Some time back I posted the following on a discussion board I frequented at the time, wishing for the described feature to bless the SQL Server database engine:
Automatic relational lookup fields. e.g. Someone has a table
where they store, for instance, a form name. They store this
nvarchar(64) (say averaging 30 characters, averaging 60 bytes a
record) over and over again, redundantly. In a table with millions
of records there are only a dozen variations of the form name, and
the end result is tremendous bloat of the data, indexes, and of
course lookups are that much slower as well because of the I/O
requirements. To some database designers this is a reasonable
design because it is using a natural key (rather than an
artificially generated autonumber), but it is extremely inefficient
with space.
I would love the ability to toggle a boolean switch on the column
and SQL Server will automatically setup a hidden lookup table;
which it will automatically maintain based upon values inserted.

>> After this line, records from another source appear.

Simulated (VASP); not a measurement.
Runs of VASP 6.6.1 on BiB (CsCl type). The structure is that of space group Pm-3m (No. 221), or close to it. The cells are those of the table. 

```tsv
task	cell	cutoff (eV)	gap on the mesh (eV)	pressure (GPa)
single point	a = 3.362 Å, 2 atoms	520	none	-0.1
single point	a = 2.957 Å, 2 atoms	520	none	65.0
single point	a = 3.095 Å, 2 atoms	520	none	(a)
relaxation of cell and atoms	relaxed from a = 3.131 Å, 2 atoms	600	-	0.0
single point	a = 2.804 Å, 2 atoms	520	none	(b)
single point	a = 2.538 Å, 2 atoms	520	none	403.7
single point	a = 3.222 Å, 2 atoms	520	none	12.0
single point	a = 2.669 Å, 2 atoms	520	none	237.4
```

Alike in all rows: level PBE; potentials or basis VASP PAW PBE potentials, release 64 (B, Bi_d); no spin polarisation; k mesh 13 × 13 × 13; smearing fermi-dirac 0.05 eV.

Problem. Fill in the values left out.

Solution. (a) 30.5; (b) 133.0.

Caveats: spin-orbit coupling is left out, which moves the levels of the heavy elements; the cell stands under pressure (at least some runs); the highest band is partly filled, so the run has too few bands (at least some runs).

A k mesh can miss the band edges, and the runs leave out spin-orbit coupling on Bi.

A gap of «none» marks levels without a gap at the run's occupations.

Concievably it could also scale the relational value (e.g. tinyint,
smallint, int, bigint) based upon the number of values in the
lookup. Of course I normally do this myself, but when you walk into
a large system that exhibits this sort of issue pervasively, it's
difficult to fix - you can hide the table behind a view, and use
some INSTEAD OF triggers to do the auto-mungification, however that
is a leaky abstraction, as Joel would say (e.g. INSERT FROM fails,
Enterprise Manager doesn't use it properly, and so on). It's such a
brainless, rudimentary task, it is one of those simple but
effective features that would be worthwhile and would improve SQL
Server.
Back to your regularly scheduled program.
Most of the replies completely missed the point, going off on tangents about how the database should be normalized better (not always an option when you have largescale, widely deployed enterprise systems. Not to mention that using large natural keys can be completely normalized, but still benefitting from this sort of improvement). Others suggested that the database engine should be as dumb as possible, doing nothing beyond storing tuples in the simplest and most obvious manner.
This came back to mind seeing a whitepaper about IBM's just released DB2v9 ("Viper"), offering optional lempel-ziv row-level compression, yielding many of the benefits that I mentioned above. This sort of compression, similar to the "compression" described above, would do wonders for a Sugar CRM database, for instance. Of course other implementations have something similar, for instance MySQL's enum field type.